This project aims to identify trends in movie success across runtime, genre, seasonality and contributor roles. It will assess which directors and writers are most consistently associated with high ratings and strong box office returns, evaluate how budget levels correlate with profitability, assess how seasonality influence film profitability and explore how genre and runtime affect audience reception. The analysis will also highlight outliers and underperformers to inform future investment and marketing strategies.

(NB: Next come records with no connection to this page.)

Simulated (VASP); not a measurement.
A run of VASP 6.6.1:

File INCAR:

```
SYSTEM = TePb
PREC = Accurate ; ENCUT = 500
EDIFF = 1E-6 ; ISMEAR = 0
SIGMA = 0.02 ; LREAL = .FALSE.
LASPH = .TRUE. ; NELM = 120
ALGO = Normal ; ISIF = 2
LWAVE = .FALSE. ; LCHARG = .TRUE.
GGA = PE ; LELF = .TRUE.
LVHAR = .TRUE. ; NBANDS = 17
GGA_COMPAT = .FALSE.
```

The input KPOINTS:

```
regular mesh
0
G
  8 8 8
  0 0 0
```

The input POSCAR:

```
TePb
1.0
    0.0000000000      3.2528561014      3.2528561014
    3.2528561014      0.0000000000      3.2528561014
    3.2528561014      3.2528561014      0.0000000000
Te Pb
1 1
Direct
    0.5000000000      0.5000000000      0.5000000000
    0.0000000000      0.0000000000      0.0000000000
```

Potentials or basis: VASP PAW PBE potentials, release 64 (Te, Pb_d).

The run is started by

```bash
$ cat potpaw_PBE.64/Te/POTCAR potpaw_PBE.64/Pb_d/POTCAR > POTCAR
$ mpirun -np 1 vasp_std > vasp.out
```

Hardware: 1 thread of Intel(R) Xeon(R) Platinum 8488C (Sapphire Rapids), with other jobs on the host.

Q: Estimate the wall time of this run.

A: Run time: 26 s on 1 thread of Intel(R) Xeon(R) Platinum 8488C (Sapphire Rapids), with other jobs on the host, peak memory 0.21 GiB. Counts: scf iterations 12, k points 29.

The goal is to provide clear insights that will help studios make smarter choices especially in investing, hiring and marketing. There is  need to build  a data driven model to help understand what makes a movie successful by combining multiple datasets which goes through cleaning, and data analysis. The analysis will majorly focus on identifying the high impact contributors (Directors/Writers) by analyzing their track record, quantifying the relationship between budget, revenue and profitability and determining the performance influence of genre, audience ratings, season and movie length. This is aimed at coming up with a set of actionable insights and recommendations designed to improve strategic decision making across film investment, talent selection and marketing strategies.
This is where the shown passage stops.